The 3-5 score line reveals that technically there was no magic of the Cup at Clarence Park last Sunday. The Mighty Saints, underdogs for the day, could not achieve the cliché that is a ‘Cup upset’ and make it to the second round PROPER.
And yet there was something about the whole day itself that would have left Harry Potter feeling at home. On the pitch, under the supervision of tactical wizard and gaffer Ian Allinson the team produced a performance that charmed the crowd. Three perfectly taken goals, including the early opener by Junior Morias which beguiled the BBC viewers who voted it goal of the round.
Off the pitch, the game had clearly enchanted the local community, with a huge crowd of 3,473, encouraged no doubt by the thought of seeing some league opposition but also the efforts of so many to promote the fixture and the club’s speedy and wise response to the consternation that meet the initial ticket prices.
Managing a mass of people seven times bigger than your usual home crowd required those who, week in week out, contribute to a Clarence Park match day to conjure up something a bit special. Which of course they did, with their regular volunteer numbers boosted by youth team players and some of us who usually spend a bit too much time in the bar to be relied upon. There were additional turnstiles to operate (including a special fast track gate), temporary bars to set up (and therefore more beer to sell), posters with directions for the away fans to put up (and there was me without my lucky hammer), tickets for the seated areas to be checked and just generally more STUFF to do. There were no magic wands from what TLF saw, just a lot of effort, the occasional fraught moment and the usual bonhomie.
Not having been allocated a task, TLF was odd-job Fox, going where bid, until John decided to put me in charge of two youth team players, selling programmes. Turns out that 16/17 year olds who want to look cool are perhaps not as vocal and extrovert as forty-something women with daft hair who no longer cares – who knew!? Such was the quality of the TLF sales patter (and willingness to sell to men queuing for the loo)…or more likely the quality of the programme and the occasion that was leaving the punters spellbound, that our first box was soon dispensed and further supplies were sought. By kick-off we were out of programmes and our money belt was stuffed full of coins and notes.
I passed on this good news to John, who wanted to know, “so how many more did you take from the shop to sell?”
TLF hadn’t thought of that. Clearly still an amateur when it comes to the programme selling malarkey.
“So how are we meant to reconcile the programme sales?”
TLF is speechless and is starting to feel a bit like they do in the Boardroom in The Apprentice. I am waiting for John to morph into LordSugah and tell me, “You’re fired.” But he just shakes his head and strolls of to the next task on his to do list, which probably now includes the action, “don’t let TLF have anything to do with money – she is keen but a bit dozy where maths is concerned.”
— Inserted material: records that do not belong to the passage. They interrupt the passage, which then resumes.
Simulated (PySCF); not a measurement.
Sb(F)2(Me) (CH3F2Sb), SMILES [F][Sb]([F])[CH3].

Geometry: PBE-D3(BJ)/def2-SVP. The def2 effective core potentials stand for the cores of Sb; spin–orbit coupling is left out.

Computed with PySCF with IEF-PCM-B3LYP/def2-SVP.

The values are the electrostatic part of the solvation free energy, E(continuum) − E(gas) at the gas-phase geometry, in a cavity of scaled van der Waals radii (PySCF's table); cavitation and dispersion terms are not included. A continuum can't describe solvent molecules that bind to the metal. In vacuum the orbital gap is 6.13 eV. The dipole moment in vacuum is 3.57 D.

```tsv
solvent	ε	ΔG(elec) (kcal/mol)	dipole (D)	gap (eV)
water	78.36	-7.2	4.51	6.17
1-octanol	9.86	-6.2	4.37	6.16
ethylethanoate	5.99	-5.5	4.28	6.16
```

TLF scuttles off for a restorative first pint of the day and the rest of the game. Our equaliser to make it 2-2 gives us hope but it just isn’t to be. And yet TLF can’t be gloomy – happy to see Clarence Park full and the generosity of so many who gave so much of their own time before, during and after the match.
That isn’t the magic of the Cup.
That is the magic of St Albans City FC.
Sorcerer’s Apprentice Fox
St Albans City 3 Carlisle Utd 5
Consumption: 1 pint of Stella (no time – busy working!) and 1 packet bacon fries
Programmes sold: Lots
“Get your souvenir programme heeeereeee!”